I was just playing around, trying to compute a square root at compile time. I came up with the following: template < unsigned int N, unsigned int X = 1, unsigned int X2 = ( X + N / X ) / 2 > struct Sqrt { typedef typename Sqrt < N, X2 > :: ValueHolder ValueHolder; }; template < unsigned int N, unsigned int X > struct Sqrt < N, X, X > { struct ValueHolder { enum ValueStorage { Value = X }; }; }; This works for most values, but unfortunately some ( like 80 ) end up oscillating and X never becomes equal to X2. How could I go about correcting this? -Jason
Jason Hise wrote:
I was just playing around, trying to compute a square root at compile time. I came up with the following:
<code snip>
This works for most values, but unfortunately some ( like 80 ) end up oscillating and X never becomes equal to X2. How could I go about correcting this?
you can do something like this: template < unsigned int N, unsigned int X = 1, unsigned int X1 = 0, unsigned int X2 = ( X + N / X ) / 2 > struct Sqrt { enum { Value = Sqrt < N, X2, X > :: Value }; }; template < unsigned int N, unsigned int X, unsigned int X1 > struct Sqrt < N, X, X1, X1 > { enum { Value = X1 }; }; this code takes one more iteration to solve, but avoid the oscillation problem, I was not sure why you are using this ValueHolder struct so I took the liberty to remove it, but if you need it, you can bring it back without any problem.
-Jason Sérgio
Jason, I found an algorithm at http://www.pedrofreire.com/sqrt/ that claims to be quite fast. I haven't really looked into that. The algorithm needs to be modified to always round down (I'm assuming this is what you want, since that's what the code you posted does when it works.) Here is the runtime version: unsigned int UIntSqrt(unsigned int n) { unsigned int r; for(r = 1; n >= r; n -= r, r += 2); return (r - 1) / 2; } Putting this into compile-time code is as follows: template <unsigned int N, unsigned int R = 1, bool C = (N >= R)> struct Sqrt { static const unsigned int value = Sqrt<(N - R), (R + 2)>::value; }; template <unsigned int N, unsigned int R> struct Sqrt<N, R, false> { static const unsigned int value = (R - 1) / 2; }; I hope this helps, David "Jason Hise" <chaos@ezequal.com> wrote in message news:41F884F5.3030508@ezequal.com...

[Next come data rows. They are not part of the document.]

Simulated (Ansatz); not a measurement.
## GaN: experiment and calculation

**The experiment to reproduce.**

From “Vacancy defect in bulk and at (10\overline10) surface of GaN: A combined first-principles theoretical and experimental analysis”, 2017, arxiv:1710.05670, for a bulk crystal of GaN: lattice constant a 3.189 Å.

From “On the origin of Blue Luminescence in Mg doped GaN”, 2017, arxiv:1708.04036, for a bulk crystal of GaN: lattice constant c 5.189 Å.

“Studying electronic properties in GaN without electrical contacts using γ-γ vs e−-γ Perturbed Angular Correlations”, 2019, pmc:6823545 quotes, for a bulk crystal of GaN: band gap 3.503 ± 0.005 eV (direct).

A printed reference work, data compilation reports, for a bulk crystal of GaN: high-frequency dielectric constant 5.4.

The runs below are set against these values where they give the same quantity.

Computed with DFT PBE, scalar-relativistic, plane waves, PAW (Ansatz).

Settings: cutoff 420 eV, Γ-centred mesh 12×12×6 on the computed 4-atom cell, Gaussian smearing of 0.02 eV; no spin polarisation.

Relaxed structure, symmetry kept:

I was just playing around, trying to compute a square root at compile time. I came up with the following:
template < unsigned int N, unsigned int X = 1, unsigned int X2 = ( X + N / X ) / 2 > struct Sqrt { typedef typename Sqrt < N, X2 > :: ValueHolder ValueHolder; };
template < unsigned int N, unsigned int X > struct Sqrt < N, X, X > { struct ValueHolder { enum ValueStorage { Value = X }; }; };
This works for most values, but unfortunately some ( like 80 ) end up oscillating and X never becomes equal to X2. How could I go about correcting this?
-Jason
_______________________________________________ Unsubscribe & other changes: http://lists.boost.org/mailman/listinfo.cgi/boost
Jason Hise wrote:
I was just playing around, trying to compute a square root at compile time. I came up with the following:
template < unsigned int N, unsigned int X = 1, unsigned int X2 = ( X + N / X ) / 2 > struct Sqrt { typedef typename Sqrt < N, X2 > :: ValueHolder ValueHolder; };
template < unsigned int N, unsigned int X > struct Sqrt < N, X, X > { struct ValueHolder { enum ValueStorage { Value = X }; }; };
This works for most values, but unfortunately some ( like 80 ) end up oscillating and X never becomes equal to X2. How could I go about correcting this?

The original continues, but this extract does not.